As time went by, I got more and more complex, with tracks that had literally 200 sound effect samples at my disposal, 10 to 15 breakbeats, and many tracks were insanely edited - I made tracks where every bar was edited in one way or another. I pushed and pushed... always wanting to do more, to see how far I could go.

And then things changed. It was gradual, and it was caused by having children, giving up weed, getting my head together, and having both stability around me and a reason to make music other than "just because". And also, by the fact that I had sort of done everything I could do on that path. And a major change for me was time - when you have kids, you can no longer afford to spend a week editing a beat and clowning about with samples that you are unlikely to use. You gotta get that beat done and move on if you ever want to finish the track.

Another change was that I gained a small amount of wisdom from age and experience - it became clear to me that all of my most successful and loved tracks were the ones I kinda flung together. All the ones I spent forever on? No one cared. And interestingly, when I listened back to my older work, I also preferred the ones I flung together without thought over the ones I laboured over.

So then, without any conscious decision on my part, I found my approach to making music changed. It became about capturing the instant when its good, and hunting down that moment. So instead of spending 2 days rewriting a riff again and again, I use the first one that comes to hand. And if the first one isn't good, the second one. I might even try 3 or 4. But I do NOT spend a long-time labouring over it, because I think in doing so, something is lost. Early rave was very spontaneous, we thought at the time it was throwaway music and the equipment didn’t allow you to mess about endlessly. There was neither the sample space nor the ability to save eq nor the stability - things crashed, a lot. You have BETTER get that track recorded in, cos you could literally lose it forever. That happened more often than you might imagine.

Of course we cared about the music we were making back then as we do now, but we were never thinking of making perfect music, to be enjoyed by all, with a perfect eq, ideal for clubs and for radio one and at concerts and at live performances. No. We were trying to make wicked tunes that we wanted to hear at on a big system in a dingy club or warehouse, something that would thrill with its audacity and energy.

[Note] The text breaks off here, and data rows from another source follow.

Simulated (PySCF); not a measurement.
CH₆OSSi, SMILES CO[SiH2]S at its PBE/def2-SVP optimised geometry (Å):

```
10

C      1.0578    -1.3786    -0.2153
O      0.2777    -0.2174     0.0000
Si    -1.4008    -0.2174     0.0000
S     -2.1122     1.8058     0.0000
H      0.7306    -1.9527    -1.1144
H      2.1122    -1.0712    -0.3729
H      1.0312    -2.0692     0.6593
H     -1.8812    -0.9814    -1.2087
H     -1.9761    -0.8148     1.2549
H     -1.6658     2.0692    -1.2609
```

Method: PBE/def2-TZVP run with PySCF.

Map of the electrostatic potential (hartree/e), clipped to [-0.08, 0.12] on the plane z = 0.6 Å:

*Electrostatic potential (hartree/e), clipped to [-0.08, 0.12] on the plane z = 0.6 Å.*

So yeah, my production methods and reasoning changed, and it became both easier and much, much harder. Now, I try to capture that reckless, don’t give a shit, inspirational and chaotic energy. I try not to over think. To do it, I have to forget many of the things I learned about how to make music properly - a good example is, we all know now you cannot have a bassline AND a kick drum. But... we used to. All of the big Jimmy J & Cru-l-t stuff did. The reason we "can’t" do that now is because since the early 90s we all learned about how to produce music, and we all know now that both a kick drum and a bassline hit the same frequencies, so they interfere with each other. OH NO! But wait...why do we care about that? Thats all studio talk. It is true that maybe doing that will result in a track with a muddier low end. But...so what? Does the track excite you? Does it thrill? Does it make you want to bounce off the walls? And is that combination part of that? If so, fuck it, it stays.

The trick is not to stop doing those things that are "wrong" - the trick is to then spend time on the production to keep that incorrect element, but make it work all the same. In the end, it comes down to this: A boring piece of music with brilliant and perfect production...is still a boring piece of music. A brilliant piece of music with shit production...is still a brilliant piece of music. Obviously, and ideally, you want brilliant music with brilliant production...but even then, define "brilliant"? That doesn’t mean it has to have every frequency in exactly the right place. In fact, I would argue that mode of thinking is what has made so much modern music so utterly lifeless and dead. Well done, your latest track has been put through all the analyzers and is now exactly the same as everyone else’s. Yawn.

Anyway, so, that changed. And at the same time, HOW I work changed in that now I start with whatever excites me. Quite often, I make the middle of a track, and then I add the beginning, and then I add the end, and then I like the end bit more than the middle, so I move the end bit to the start lol...

In a nutshell, I have worked hard to abandon all the rules and structure and methods and formula that I used to rely on, and to instead treat the actual creation aspect with the reverence it deserves. And at the same time, to cope with that, I have got all my samples and studio is the sharpest order it has ever been, so that I can work fast, everything is at my fingertips. When inspiration strikes, I can sit down and find what I want to find in seconds. I started out on all hardware in the early 90's, I changed to software and VSTs in the 2000's. I hated it, it sucked the joy out of making music for me. So I went back to hardware, and that’s where I am happy. Nowadays, if I have something I want to do, I have a studio that I have designed to work for me the way I like to work.

One last thing to add on this subject, and it is important. There is NO one correct way to make any art, just as there is no one correct way to live. My method? I made it for me, to please me, to get the results I like for me. If you read all of the above and say "I would never work like that" then that is absolutely fine, and that is also as it should be. Do it all on a laptop. Do it all on hardware. Use an amiga, or the latest apple computer. Play riffs on a midi guitar. Draw each note one at a time. Use VSTs, or don't. Spend all your time analyzing everything or ignore all of that and trust your ears. In the end, if it makes you happy, and you get the results you love? Then no matter what anyone else says, you are doing it right.

Can you remember the first time you heard one of your tunes played at a rave by a big established DJ? Who was the DJ and how did it make you feel seeing all those people dancing to your music?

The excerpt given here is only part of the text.